The Academic Dean oversees major faculty and research activities at the school, including appointments, sponsored research, the faculty budget, and the Faculty Steering Committee.
Faculty may access KNet for additional information, including academic programs, policies and procedures.
Academic Dean Archon Fung is the Ford Foundation Professor of Democracy and Citizenship. He co-directs the Transparency Policy Project. He guides a suite of activities at the Ash Center for Democratic Governance and Innovation that explore possibilities for deepening the quality of democratic governance. He is also a faculty chair of the Harvard Kennedy School's joint degree program with the Harvard Law School, faculty chair of the Executive Education Program on "Creating Collaborative Solutions," and regularly teaches the professional ethics course of the Masters of Public Policy Program. He co-founded participedia.net (http://participedia.net/), a digital open-source repository that documents participatory governance efforts around the world. He serves on the governing, advisory, and editorial boards of several organizations working in the civic engagement and democracy space, including Everyday Democracy, the Deliberative Democracy Consortium, GoodGuide, the Politics & Society journal, and the Boston Review magazine.
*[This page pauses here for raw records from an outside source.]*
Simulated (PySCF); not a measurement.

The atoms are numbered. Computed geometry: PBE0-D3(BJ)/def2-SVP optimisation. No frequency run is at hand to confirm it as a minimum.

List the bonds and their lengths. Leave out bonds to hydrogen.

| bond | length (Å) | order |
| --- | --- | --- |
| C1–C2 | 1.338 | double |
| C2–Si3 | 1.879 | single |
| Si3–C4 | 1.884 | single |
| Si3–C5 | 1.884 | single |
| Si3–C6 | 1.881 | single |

Professor Fung is a political scientist and democratic theorist. His research aims to understand how public participation, deliberation, and transparency can make contemporary public governance more fair and effective. He focuses on identifying and understanding the dynamics and consequences of innovative institutional designs, policies, programs, and organizations that attempt to create more potent avenues for citizen engagement in areas like regulation, public accountability, urban planning, and public services. His books include Full Disclosure: The Perils and Promise of Transparency (Cambridge University Press, with Mary Graham and David Weil) and Empowered Participation: Reinventing Urban Democracy (Princeton University Press). He has authored or co-authored five books, four edited collections, and over fifty articles, book chapters, and reviews appearing in journals including American Political Science Review, Perspectives in Politics, Public Administration Review, Science, Political Theory, Journal of Political Philosophy, Politics and Society, Governance, and Journal of Policy and Management.
He received his Ph.D. in Political Science and Bachelor degrees in Physics and Philosophy from the Massachusetts Institute of Technology. He joined the Harvard Kennedy School as an Assistant Professor in 1999 and was made Full Professor in 2008. He lives in Brookline, Massachusetts with his wife Deborah and their two boys. He usually commutes to Cambridge on his bicycle.